Wednesday, April 01, 2020

LiDAR News: Blickfeld, Cepton, SiLC, Velodyne, Espros

Munich, Germany-based LiDAR start-up Blickfeld completes its Series A financing round led by the VC unit of Continental together with Wachstumsfonds Bayern, with participation of the existing investors Fluxunit – OSRAM Ventures, High-Tech Gründerfonds, TEV (Tengelmann Ventures) and Unternehmertum Venture Capital Partners. Blickfeld will use the new financial resources to ramp up production, qualify its LiDAR sensors for the automotive market and strengthen the application development and sales teams for industrial markets.

The safety of autonomous vehicles is based on LiDAR sensor technology. We see Blickfeld in a unique position here, as our technology stands out due to its mass market capability,” says Blickfeld co-founder Florian Petit. “But the mobility sector is not the only area of application for our LiDAR sensors and recognition software: Numerous other successful customer projects in logistics, smart cities or the security sector confirm our approach, as does the financial commitment of the venture capital unit of Continental, Bayern Kapital and our previous investors. We are now looking forward to taking the next steps into series production.

The start-up Blickfeld, founded by Mathias Müller, Florian Petit and Rolf Wojtech, has grown to a team of now over 100 people since it was founded three years ago.

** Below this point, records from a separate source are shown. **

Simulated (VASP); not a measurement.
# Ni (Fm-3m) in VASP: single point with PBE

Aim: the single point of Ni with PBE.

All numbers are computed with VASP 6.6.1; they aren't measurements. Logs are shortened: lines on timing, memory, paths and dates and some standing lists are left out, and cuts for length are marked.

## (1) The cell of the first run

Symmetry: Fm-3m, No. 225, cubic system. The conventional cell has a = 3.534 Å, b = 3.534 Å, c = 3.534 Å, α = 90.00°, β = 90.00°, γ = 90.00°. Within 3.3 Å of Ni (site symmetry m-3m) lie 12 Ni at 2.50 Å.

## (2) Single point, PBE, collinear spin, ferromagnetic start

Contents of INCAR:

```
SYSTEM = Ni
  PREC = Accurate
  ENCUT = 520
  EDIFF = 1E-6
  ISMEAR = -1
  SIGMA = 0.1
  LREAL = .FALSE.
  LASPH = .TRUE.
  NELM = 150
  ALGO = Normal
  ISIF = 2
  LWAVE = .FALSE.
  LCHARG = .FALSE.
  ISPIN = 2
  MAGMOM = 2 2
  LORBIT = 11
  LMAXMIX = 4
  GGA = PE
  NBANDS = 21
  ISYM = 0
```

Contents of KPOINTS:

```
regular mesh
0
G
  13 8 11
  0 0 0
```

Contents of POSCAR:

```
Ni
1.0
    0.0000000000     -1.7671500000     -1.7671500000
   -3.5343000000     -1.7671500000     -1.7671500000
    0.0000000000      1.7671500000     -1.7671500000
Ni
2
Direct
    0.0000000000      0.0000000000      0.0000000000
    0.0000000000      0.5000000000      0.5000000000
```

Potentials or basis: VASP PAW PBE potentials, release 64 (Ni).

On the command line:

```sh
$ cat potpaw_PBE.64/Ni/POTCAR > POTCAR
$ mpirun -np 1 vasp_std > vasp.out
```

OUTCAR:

Mission publishes an interview with Cepton CEO Jun Pei:

"In the next decade or two Lidar will be just as common as cameras. The third dimension gives you an extra piece of data that’s critical while also removing a concern. Jun explains that there are more concerns with privacy when dealing with cameras. Lidar doesn’t have that issue because it doesn’t worry about facial recognition or color. It doesn’t measure the privacy-related data that people have issues with.

So with that said, the future is not about improving accuracy, it’s more about cost, reliability, and deployment in applications.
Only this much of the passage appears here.